Monday, March 28, 2011

Heraldry in Florence, Part Twenty-Five

The offering for today is a series of arms set into roundels in the exterior of a church in the heart of Florence. Some are simply painted (and weathered!). Others look like they have been done in ceramic. All of them are beautifully done.

da Calamaria: Or a ram clymant sable [one armorial states that the ram is charged on the shoulder with an inescutcheon of argent a cross sable].

Agolanti: Gules an eagle displayed or.

I am not certain of the identity of these arms. The canting arms of Portinari are: Or a door between two lions combattant sable, but the arms here do not match that blazon. The field here seems to be argent; the door is argent set in a stone frame that I think is gules (red).
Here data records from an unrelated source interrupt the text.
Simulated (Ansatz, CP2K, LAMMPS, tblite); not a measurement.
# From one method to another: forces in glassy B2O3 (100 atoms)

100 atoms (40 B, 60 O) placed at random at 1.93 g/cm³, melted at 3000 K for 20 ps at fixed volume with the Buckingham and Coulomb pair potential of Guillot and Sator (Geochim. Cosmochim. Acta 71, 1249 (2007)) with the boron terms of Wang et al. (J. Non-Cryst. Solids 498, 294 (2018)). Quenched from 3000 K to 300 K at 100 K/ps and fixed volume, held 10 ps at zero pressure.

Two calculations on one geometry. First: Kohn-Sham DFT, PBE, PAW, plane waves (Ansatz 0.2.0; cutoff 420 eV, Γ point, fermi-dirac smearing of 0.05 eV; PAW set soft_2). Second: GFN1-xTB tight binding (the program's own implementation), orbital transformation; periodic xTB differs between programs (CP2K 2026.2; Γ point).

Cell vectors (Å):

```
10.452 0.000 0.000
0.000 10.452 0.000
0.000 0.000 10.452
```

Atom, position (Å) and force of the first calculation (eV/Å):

The paint is faded and thus the tinctures are trickier to identify. It may be Del Rosso: Vairy argent and gules, or Marchi: Vairy sable and argent.

Florence (Commune): Per pale gules and argent. (This coat is also seen as the reverse, Per pale argent and gules.)


  1. That first Della Robbia medallion is truly amazing with the almond-shaped shield!
    Thanks for sharing all these unique examples.

  2. You are very welcome! There is just so much really great heraldry, and great depictions of heraldry, in Florence. I really want to go back there!

  3. Correspondence Jane G. has pointed out to me that these arms are not the arms of families, but guild crests. From top to bottom: 1.Guild of Butchers, Poulterers, and Fishmongers; 2. Wool Merchants; 3. Silk Merchants; 4. Vair Preparers and Furriers; and 5. Linen-weavers and Peddlers.

    Thank you, Jane, for clearing up the identification of these arms!

  4. (That first word should, of course, be "Correspondent." Apparently I am _way_ too used to typing the word "correspondence" in my job as a legal secretary, so much so that it's automatic even when I'm trying to type a different, but similar, word.)